The U.S. Supreme Court’s ruling earlier this summer that prevented the Trump administration from immediately ending the Deferred Action for Childhood Arrivals (DACA) will be the focus when Cal State San Bernardino hosts the next Conversations on Race and Policing, 4 p.m. Wednesday, Aug. 12, on Zoom.

The program can be accessed from a PC, Mac, Linux, iOS or Android at

The program will include an overview of the U.S. high court’s June 18 decision upholding the program and what it means for California’s Dreamers. CSUSB DACA recipients, some of whom may choose to remain anonymous, will share their thoughts on the ruling.

Scheduled panelists are:

The U.S. Supreme Court, on a 5-4 ruling, said its decision was procedural – the Trump administration did not provide “a reasoned explanation” for dismantling DACA, which stemmed from an executive action in 2012 by President Barack Obama. The decision neither upheld DACA nor abolished it, so the ruling is considered a temporary reprieve.
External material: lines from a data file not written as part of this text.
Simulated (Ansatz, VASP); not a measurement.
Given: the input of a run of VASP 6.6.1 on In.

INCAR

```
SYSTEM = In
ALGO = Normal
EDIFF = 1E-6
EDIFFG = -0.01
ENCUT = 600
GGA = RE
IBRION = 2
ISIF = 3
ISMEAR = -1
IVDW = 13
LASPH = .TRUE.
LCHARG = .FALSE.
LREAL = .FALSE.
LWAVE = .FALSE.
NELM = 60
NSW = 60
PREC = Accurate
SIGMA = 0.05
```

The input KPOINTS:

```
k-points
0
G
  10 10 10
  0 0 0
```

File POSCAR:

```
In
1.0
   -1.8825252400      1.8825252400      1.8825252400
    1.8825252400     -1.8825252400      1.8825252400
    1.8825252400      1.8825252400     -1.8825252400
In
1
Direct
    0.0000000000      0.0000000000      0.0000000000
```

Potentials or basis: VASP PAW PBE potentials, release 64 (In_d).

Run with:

DACA allowed for “certain people who came to the United States as children and meet several guidelines may request consideration of deferred action for a period of two years, subject to renewal. They are also eligible for work authorization. Deferred action is a use of prosecutorial discretion to defer removal action against an individual for a certain period of time. Deferred action does not provide lawful status.”

Marisol Montejano, who graduated from CSUSB in June with a degree in math, told The New York Times upon learning of the court ruling, “‘I was so worried that I might not be able to use my degree, that I might get deported,’ said Ms. Montejano, 36, who enrolled in 2014 in DACA, which had been initiated two years earlier by President Barack Obama.” The newspaper quoted the mother of two U.S.-born children as saying, “I feel like I can breathe. I feel like I can tell my kids it’s going to be OK.”  

The series will continue on Aug. 19, when the film, “Profiled: The Mothers of Murdered Black and Latino Youth,” will be shown, followed by a discussion. The documentary, winner of the 2018 Paul Robeson Award at the Newark Black Film Festival, tells the stories of mothers of black and Latin youth killed by the NYPD, powerfully illuminating racial profiling and police brutality within the context of white supremacy.

The ongoing Conversations on Race and Policing series, now in its 10th week, is hosted by CSUSB students Marlo Brooks, Kameron Pyant and Yvette Relles-Powell.

The series is organized by CSUSB faculty members Marc Robinson (history), Mary Texeira (sociology) and Jeremy Murray (history), and Robie Madrigal, public affairs/communication specialist for the CSUSB John M. Pfau Library.

Conversations on Race and Policing began in the aftermath of the May 25 death of George Floyd while in the custody of four Minneapolis, Minn., police officers. A video of the incident posted on social media has led to widespread protests, the firing of four police officers, the arrest of one officer on a second-degree murder charge, the other three on charges of aiding and abetting second-degree murder – and a spotlight worldwide on race and policing.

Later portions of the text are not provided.